/xpag

a modular reinforcement learning library with JAX agents

Primary LanguagePythonBSD 3-Clause "New" or "Revised" LicenseBSD-3-Clause

alt text

version codestyle Documentation PyPI version

xpag ("exploring agents") is a modular reinforcement learning library with JAX agents, currently in beta version.


Install

Option 1: conda (preferred option)

This option is preferred because it relies mainly on conda-forge packages (which among other things simplifies the installation of JAX).

git clone https://github.com/perrin-isir/xpag.git
cd xpag
conda update conda

Install micromamba if you don't already have it (you can also simply use conda, by replacing below micromamba create, micromamba update and micromamba activate respectively by conda env create, conda env update and conda activate, but this will lead to a significantly slower installation):

conda install -c conda-forge micromamba

Choose an environment name, for instance xpagenv.
The following command creates the xpagenv environment with the requirements listed in environment.yaml:

micromamba create --name xpagenv --file environment.yaml

If you prefer to update an existing environment (existing_env):

micromamba update --name existing_env --file environment.yaml

Then, activate the xpagenv environment:

micromamba activate xpagenv

Finally, install the xpag library in the activated environment:

pip install -e .

Option 2: pip

For the pip install, you need to properly install JAX yourself. Otherwise, if JAX is installed automatically as a pip dependency of xpag, it will probably not work as desired (e.g. it will not be GPU-compatible). So you should install it beforehand, following these guidelines:

https://github.com/google/jax#installation

Then, install xpag with:

pip install xpag

JAX

To verify that the JAX installation went well, check the backend used by JAX with the following command:

python -c "import jax; print(jax.lib.xla_bridge.get_backend().platform)"

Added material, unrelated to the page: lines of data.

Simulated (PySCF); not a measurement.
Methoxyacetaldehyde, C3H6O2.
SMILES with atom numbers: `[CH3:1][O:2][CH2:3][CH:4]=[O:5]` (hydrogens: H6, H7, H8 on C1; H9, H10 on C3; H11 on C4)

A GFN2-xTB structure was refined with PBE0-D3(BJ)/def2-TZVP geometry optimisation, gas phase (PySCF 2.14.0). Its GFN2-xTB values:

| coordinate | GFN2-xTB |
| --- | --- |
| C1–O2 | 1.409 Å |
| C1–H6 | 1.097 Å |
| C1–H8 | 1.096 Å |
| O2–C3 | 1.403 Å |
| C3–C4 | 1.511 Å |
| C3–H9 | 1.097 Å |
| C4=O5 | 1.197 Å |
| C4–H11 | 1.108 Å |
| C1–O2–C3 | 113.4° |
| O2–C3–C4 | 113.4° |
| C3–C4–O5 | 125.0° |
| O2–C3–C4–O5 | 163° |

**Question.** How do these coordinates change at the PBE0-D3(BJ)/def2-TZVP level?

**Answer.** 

It will print "cpu", "gpu" or "tpu" depending on the platform JAX is using.

Tutorials

The following libraries, not required by xpag, are required for the tutorials:


Tutorials

The xpag-tutorials repository contains a list of tutorials (colab notebooks) for xpag:
https://github.com/perrin-isir/xpag-tutorials


Short documentation

xpag: a platform for goal-conditioned RL

xpag allows standard reinforcement learning, but it has been designed with goal-conditioned reinforcement learning (GCRL) in mind (check out the train_gmazes.ipynb tutorial for a simple example of GCRL).

In GCRL, agents have a goal, which is part of the input they take, and the reward mainly depends on the degree of achievement of that goal. Beyond the usual modules in RL platforms (environment, agent, buffer/sampler), xpag introduces a module called "setter" which, among other things, can help to set and manage goals (for example modifying the goal several times in a single episode). Although the setter is largely similar to an environment wrapper, it is separated from the environment because in some cases it should be considered as an independent entity (e.g. a teacher), or as a part of the agent itself.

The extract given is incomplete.